6

Update:

Preparing a bug report to the great people that make PHP 7 possible I revised my research once more and tried to melt it down to a few simple lines of code. While doing this I found that PHP itself is not the cause of the problem. I will share my results here when I'm done. Just so you know and don't possibly waste your time or something :)


Synopsis: PHP7 now seems able to write UTF-8 filenames but is unable to access them?

Preamble: I read about 10-15 articles here touching the subject but they did not help me solve the problem and they all are older than the PHP7 release. It seems to me that this is probably a new issue and I wonder if it might be a bug. I spent a lot of time experimenting with en-/decoding of the strings and trying to figure out a way to make it work - to no avail.

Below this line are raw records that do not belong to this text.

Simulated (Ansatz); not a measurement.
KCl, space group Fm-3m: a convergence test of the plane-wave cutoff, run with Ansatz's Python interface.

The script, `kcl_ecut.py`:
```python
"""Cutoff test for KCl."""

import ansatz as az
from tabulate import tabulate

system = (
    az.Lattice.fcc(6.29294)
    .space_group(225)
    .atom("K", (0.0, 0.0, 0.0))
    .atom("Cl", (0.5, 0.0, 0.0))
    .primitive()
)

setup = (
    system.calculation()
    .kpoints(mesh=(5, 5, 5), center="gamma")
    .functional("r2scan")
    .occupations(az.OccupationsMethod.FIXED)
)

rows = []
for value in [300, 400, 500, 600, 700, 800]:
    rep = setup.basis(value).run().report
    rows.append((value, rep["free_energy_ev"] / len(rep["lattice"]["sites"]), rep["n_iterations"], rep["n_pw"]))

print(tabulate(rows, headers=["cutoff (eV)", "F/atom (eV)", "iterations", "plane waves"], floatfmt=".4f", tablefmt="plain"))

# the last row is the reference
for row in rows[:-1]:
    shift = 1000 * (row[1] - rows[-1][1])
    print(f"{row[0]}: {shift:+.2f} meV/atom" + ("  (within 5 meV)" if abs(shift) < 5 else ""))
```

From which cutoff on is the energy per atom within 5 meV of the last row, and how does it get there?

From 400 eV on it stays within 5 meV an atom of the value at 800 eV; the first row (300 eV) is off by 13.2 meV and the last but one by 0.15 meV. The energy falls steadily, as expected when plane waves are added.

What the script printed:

Good day everybody and greetings from Germany (insert shy not-my-native-language-remark here), I hope you can help me out with this new phenomenon I encountered. It seems to be "new" in the sense that it came with PHP 7.

I think most people working with PHP on a Windows system are very familiar with the problem of filenames and the transparent wrapper of PHP that manages access to files that have non-ASCII filenames (or windows-1252 or whatever is the system code page).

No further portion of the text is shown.